Borderless Goban
A borderless goban is a "double-round" rectangular grid unusual goban, which means, on whichever side you leave the board, you re-enter it at the opposite point. This geometry is also called toroidal, because it corresponds to the surface of a torus (donut shape).
More exactly, a borderless goban can be created by defining the two end points of each row (also, respectively, each column) to be adjacent. Thereby, all points have four neighbours each.
On such a board, any game position constitutes an infinite two-dimensional square crystal structure with period of e. g. 19 points, with the actual board being just an arbitrary 19x19 section of the grid. This 19x19 focus may be shifted by arbitrary steps to get other views onto the (same) game.
Properties
- It's hard to get settled in the beginning, because with such a board no corners exist; every point is "in the middle of the board".
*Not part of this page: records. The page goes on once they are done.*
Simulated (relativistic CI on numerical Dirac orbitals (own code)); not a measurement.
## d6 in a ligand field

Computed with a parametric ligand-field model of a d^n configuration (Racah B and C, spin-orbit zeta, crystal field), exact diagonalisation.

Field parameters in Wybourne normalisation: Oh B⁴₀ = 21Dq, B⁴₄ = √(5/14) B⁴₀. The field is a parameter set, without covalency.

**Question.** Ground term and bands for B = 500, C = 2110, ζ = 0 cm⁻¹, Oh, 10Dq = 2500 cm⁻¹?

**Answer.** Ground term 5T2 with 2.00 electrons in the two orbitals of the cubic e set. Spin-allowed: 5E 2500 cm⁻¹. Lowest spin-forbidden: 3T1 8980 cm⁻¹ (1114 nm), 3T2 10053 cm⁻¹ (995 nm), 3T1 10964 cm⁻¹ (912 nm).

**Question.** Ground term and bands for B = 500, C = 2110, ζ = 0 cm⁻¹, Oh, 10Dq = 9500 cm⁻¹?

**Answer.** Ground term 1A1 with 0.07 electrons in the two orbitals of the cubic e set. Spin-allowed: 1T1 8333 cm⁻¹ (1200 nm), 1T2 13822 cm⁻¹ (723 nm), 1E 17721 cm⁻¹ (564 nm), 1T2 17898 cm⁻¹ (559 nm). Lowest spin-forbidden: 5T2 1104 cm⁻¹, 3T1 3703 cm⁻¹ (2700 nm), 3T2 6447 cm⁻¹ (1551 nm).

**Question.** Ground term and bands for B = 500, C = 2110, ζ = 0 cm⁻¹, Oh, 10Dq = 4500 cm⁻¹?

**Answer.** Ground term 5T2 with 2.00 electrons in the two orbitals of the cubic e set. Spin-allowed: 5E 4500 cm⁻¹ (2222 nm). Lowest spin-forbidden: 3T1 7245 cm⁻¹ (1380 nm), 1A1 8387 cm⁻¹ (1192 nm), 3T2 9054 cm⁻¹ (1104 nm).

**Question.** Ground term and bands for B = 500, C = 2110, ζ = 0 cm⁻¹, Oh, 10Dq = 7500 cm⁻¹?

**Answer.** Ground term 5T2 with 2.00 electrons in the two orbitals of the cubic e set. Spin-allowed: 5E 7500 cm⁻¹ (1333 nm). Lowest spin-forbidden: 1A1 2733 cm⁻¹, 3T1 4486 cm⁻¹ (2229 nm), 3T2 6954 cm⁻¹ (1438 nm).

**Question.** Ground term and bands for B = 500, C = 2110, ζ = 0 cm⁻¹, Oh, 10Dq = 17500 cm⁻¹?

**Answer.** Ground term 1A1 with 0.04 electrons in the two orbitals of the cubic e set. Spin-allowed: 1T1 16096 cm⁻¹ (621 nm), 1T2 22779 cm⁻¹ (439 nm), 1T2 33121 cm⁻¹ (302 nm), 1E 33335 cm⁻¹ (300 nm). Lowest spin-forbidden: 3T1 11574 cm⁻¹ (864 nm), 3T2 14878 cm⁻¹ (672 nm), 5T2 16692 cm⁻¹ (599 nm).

- Of course, the board size doesn't have to be 19x19. Here you can see a borderless 9x9, for instance:
- The edges of the physical board can be crossed by connections, jumps, strings, eyes, cuts, living groups, captures, ladders et cetera. Fuzzy things like aji, thickness or influence extend beyond, as well.
Just a little exercise:
![[Diagram]](../../diagrams/42/b1f2c173fcfe30e24a12cc76ee296b62.png)
All groups alive? help
The answer is Yes: if White doesn't connect. (Am I right? Some more conscious players, please check it again. I am a tired 9k (KGS) only. -- rubilia)